Skip to content

ADR-MD01: Adoption of JSON-LD for Metadata Management

Commits to JSON-LD metadata so provenance, multilingual transformations, and semantic relationships stay queryable.

  • Status: Proposed
  • Date: 2025-01-30

Context

TNH Scholar needs a robust metadata management system to track content through various processing stages, particularly for multilingual content processing and human-AI collaborative workflows. The system must support both embedded metadata in text files and associated metadata for binary files, while enabling future expansion to database storage.
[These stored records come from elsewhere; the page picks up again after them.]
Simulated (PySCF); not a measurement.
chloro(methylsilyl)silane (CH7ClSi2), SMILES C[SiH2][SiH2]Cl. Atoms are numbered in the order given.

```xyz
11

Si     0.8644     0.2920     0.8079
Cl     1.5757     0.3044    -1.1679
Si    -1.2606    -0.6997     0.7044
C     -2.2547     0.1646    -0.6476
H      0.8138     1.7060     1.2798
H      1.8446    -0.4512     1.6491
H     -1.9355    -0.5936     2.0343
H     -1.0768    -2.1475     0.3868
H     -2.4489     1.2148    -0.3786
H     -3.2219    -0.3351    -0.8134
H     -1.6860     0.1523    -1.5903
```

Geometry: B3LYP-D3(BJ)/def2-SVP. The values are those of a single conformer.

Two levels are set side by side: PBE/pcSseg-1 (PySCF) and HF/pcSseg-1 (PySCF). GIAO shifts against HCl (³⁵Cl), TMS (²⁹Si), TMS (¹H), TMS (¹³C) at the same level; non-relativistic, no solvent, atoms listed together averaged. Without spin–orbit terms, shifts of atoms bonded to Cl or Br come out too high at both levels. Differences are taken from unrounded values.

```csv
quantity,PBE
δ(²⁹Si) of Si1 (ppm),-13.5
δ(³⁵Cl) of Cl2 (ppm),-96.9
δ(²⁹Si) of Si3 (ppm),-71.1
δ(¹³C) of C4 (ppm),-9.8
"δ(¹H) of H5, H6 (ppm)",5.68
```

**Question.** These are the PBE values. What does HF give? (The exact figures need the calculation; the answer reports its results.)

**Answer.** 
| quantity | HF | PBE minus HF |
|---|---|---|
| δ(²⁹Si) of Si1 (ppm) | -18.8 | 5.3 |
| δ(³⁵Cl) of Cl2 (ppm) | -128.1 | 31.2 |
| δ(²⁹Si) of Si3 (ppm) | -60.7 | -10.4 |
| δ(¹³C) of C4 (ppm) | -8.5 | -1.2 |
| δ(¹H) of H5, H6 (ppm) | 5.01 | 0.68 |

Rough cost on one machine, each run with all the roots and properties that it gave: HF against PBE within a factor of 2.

Two primary approaches were considered:

  1. Simple YAML frontmatter with basic key-value pairs
  2. JSON-LD based metadata using semantic web standards

The initial inclination was toward YAML frontmatter for its simplicity and readability. However, deeper analysis revealed that JSON-LD's semantic capabilities align well with TNH Scholar's document processing and provenance tracking needs.

Decision Drivers

  1. Need to track content transformations through multiple processing stages
  2. Requirement to maintain clear provenance for AI-assisted translations
  3. Future requirements for web-based interfaces showing processing history
  4. Importance of standardized metadata for content management
  5. Value of semantic relationships in understanding content connections
  6. Long-term extensibility requirements

Decision

We will adopt JSON-LD as TNH Scholar's primary metadata format, implemented through a phased approach:

Phase 1: File-based Storage

  • Embedded JSON-LD in text files using frontmatter
  • Sidecar JSON-LD files for binary content
  • Basic metadata validation and processing through pyld

Phase 2: Enhanced Processing

  • Expanded semantic relationships
  • Improved validation
  • Training data extraction capabilities

Phase 3: Database Integration

  • Central metadata storage
  • Unified querying
  • Maintained backward compatibility with file-based storage

Technical Implementation

Initial implementation will center on a Frontmatter class handling JSON-LD:

class Frontmatter:
    """Handles JSON-LD frontmatter embedding and extraction."""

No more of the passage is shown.